The Associated Press
PROVIDENCE, R.I. (AP) - Police departments statewide have begun another round of documenting traffic stops, after lawmakers called for another year of compiling statistics to see whether police practice racial profiling.
The collection effort began last week. Officers were required to document each stop on a card that included the driver’s race, time and location, and reason for the stop.
A report released in June 2003 showed police throughout the state pull over nonwhite drivers in disproportionate numbers to whites. The report, compiled based on two years of data collected by police, also concluded that police searched nonwhite drivers two to two and a half times more often than whites.

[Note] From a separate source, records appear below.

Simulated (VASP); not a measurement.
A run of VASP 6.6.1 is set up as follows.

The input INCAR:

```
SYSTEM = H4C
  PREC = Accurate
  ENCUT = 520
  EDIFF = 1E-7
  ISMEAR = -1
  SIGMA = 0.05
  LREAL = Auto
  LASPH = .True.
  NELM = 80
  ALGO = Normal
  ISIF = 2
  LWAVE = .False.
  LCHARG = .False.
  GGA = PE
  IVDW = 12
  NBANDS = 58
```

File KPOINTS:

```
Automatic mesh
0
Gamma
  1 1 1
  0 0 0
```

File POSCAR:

Civic leaders said the report confirmed minorities’ views that racial profiling has been employed by police and persists.
Lawmakers decided in the last session to extend the survey for another year. The data will be gathered by the state Justice Commission, and analyzed by experts on racial profiling at Northeastern University. Quarterly reports are expected.
Researcher Amy Farrell said vehicle searches was “one of the areas where there were the more consistent disparities” between the way police treated whites and nonwhites in the first study. She said researchers want to learn why there’s a disparity in stops and searches.
The effort began the same week a Scituate officer was acquitted of charges of profiling a man of Cape Verdean descent. Jean Phillipe Barros claimed his constitutional rights were violated when Officer Kevin Pendergast pulled him over in Scituate. A federal jury disagreed, saying Pendergast did not violate the man’s rights to equal protection and to freedom from unreasonable seizure.
In the first study, the ten cities with the greatest disparity in nonwhites versus whites pulled over were: Cranston, Cumberland, Foster, Johnston, Lincoln, North Providence, North Smithfield, Providence, Smithfield and Woonsocket.
The cities with the least disparity in stopping nonwhites were, the report found: Barrington, Bristol, Burrillville, Coventry, Pawtucket, South Kingstown and Tiverton.
But the Bristol and Tiverton departments were among those showing the greatest disparity in searches of whites and nonwhites, the report found.